Sunday, March 15, 2015

Sauvage, a new natural wine bar discovery in rue du Cherche Midi, Paris


While we pick up most of our recommendations online, it’s always good to discover somewhere for yourself as we did a couple of months back heading back up the rue du Cherche Midi and stumbling upon Sauvage.

Having recently opened it consisted of a few shelves of natural wines and the standard wine bar fare of cheese and charcuterie. Now it has a few hot dishes too prepared in a minute space at the back by the owner Sebastien Leroy with the aid of a sharp knife, a microwave and a slow cooker.
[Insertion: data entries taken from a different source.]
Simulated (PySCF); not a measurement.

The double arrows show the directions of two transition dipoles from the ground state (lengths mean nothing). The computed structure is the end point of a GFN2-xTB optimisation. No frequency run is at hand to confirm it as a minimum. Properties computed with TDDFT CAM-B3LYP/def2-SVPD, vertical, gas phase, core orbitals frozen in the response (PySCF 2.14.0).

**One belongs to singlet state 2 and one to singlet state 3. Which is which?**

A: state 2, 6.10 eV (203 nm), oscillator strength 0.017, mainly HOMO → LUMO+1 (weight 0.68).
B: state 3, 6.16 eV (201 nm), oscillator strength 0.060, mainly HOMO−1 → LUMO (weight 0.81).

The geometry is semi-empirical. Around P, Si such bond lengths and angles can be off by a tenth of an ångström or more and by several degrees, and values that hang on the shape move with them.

Given the fact that Leroy has to combine the roles of salesman, sommelier, chef and front of house (and presumably washer-upper) the operation runs surprisingly smoothly. If you sit down and order a couple of glasses of wine (a slightly wild pet nat - La Buelloise from La Grapperie in our case) you get a few slices of excellent saucisson with it.


Leroy rattles off the menu - there’s no written version so it pays to have a smattering of French - which includes oysters, mackerel, some kind of fish I didn’t catch and sausage de Morteau with carrots. The oysters which we could hear being shucked in the background were wonderfully fresh and salty, perfect with the utterly delicious 2012 Sorcellerie dry chenin from Francois Maudet’s Le Temps d’Aimer (GREEN TO AMBER - see my traffic light ratings on the right) that he suggested to go with them, a generous hunk of beurre de sel and some thickly sliced dark rye bread.


The satisfyingly meaty, slightly smokey sausage came with sweet-tasting heritage carrots which I gather from the ‘ping’ were microwaved (nothing wrong with that) then had some shavings of carrot added to the hot broth for an interesting textural contrast. Very simple but a first class use of good seasonal ingredients, following the natural wine philosophy of adding nothing and taking nothing away. Considering his background is apparently in film rather than a restaurant kitchen according to this review in Le Fooding, Leroy can cook a bit.

A selection of Sauvage's wines - not the ones we tasted
The wine selection is modest but eclectic with not many names i recognised apart from Sebastien Riffault but Leroy says he tries to stock wines that aren’t available elsewhere. The ‘Malice’ Cab Franc we had with the sausage, also from Maudet was delicious too though slightly funkier (AMBER). I can’t find out much about the domaine at all other than that he’s just south of Angers. Certainly one to look out for.

It was hard to keep track of exactly what we spent because there wasn’t a bill and we the took the remains of the two bottles we started away to finish over the weekend. But I’m guessing the wine came to about half our €112 total. You could certainly get away with a lot less.